Public Interest Journalism funded through NZ On Air
Cook Islanders in Rotorua are on a mission to revitalise their community following concerns about their youth losing touch with the culture.
A Cook Islands cultural group called Te Pua Inano is helping to bring new life to their community in Rotorua.
Group leader Tere Mitchell-Piua started the group in 2019 in response to a growing need to teach Cook Islands youth in Rotorua about their culture.
“Something is missing for us as New Zealand born [and] It’s filling up the void that we were unable to grow up with,” she says
Tere herself is Rotorua born and bred. Her parents migrated from the Cook Islands to Rotorua in the 1970s to work at the Waipa Sawmill.
While Pacific migrants viewed New Zealand as ‘the land of milk and honey’, Tere says her upbringing was, at times, traumatising.
“I was the outsider because we would get called coconut, get called bunga, ‘what are you doing here? This is our home.
“I had to find my place. I had to prove myself. My dad had to prove himself worthy to be here in this community, here in New Zealand, in Rotorua.”
The Cook Islands community at the time was tight-knit, especially as homesickness began to set in. Children like Tere benefited from the ongoing exposure to the culture.
“Mamas [would] come and make their tivaevae and do their arts and crafts, and we were the little babies. Then there was the school that established the punanga reo,” Tere says.
Many elders have moved on, and the onus has fallen on Tere’s generation to carry on their legacy by keeping the community strong.
Marina Torope is one of the group leaders for Te Pua Inano. Like Tere, Marina is Rotorua born and bred but had lived in Australia for two decades, returning in 2017.
“Suppose if there weren’t a group here, we would’ve lost our culture,” she says.
“You know I learned it from here, but then coming back and seeing not a lot of culture, that kind of saddened me, so in a way, I am glad I did come back.”
Outside the group, two businesses have been making Cook Islands culture more accessible in Rotorua.
One business, called Norm’s Crafts, sells traditional arts and crafts. The other, Rutah’s Kukihut, dishes up Cook Islands cuisine.
Husband and wife duo Norm and Ruta Metuataopu launched the businesses two years ago, and they have significantly impacted the broader community ever since.
But Ruta says it also operates as a home away from home for Cook Islanders in the region. They travel to Rotorua from as far away as Tokoroa, Whakatane and Tauranga to buy her products.
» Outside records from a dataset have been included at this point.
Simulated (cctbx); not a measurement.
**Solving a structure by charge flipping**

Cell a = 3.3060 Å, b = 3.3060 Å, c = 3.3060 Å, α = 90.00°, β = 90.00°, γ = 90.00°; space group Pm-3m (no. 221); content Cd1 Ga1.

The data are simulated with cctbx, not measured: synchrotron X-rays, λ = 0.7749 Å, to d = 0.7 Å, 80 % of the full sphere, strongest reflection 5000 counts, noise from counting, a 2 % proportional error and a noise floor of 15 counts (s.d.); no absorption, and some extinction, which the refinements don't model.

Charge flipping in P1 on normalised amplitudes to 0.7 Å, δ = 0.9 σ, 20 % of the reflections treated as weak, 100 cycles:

“I do miss home, so bringing culture, our food and all of these, the flowers, it just feels like home,” she says.
Ruta is also doing her bit to keep the culture alive by using her business to teach locals how to make arts and crafts.
“My mum and dad used to say that if you want to be a dancer, you have to learn how to do your costume, so I have learnt all of that and for me to pass my knowledge to my children is very important.”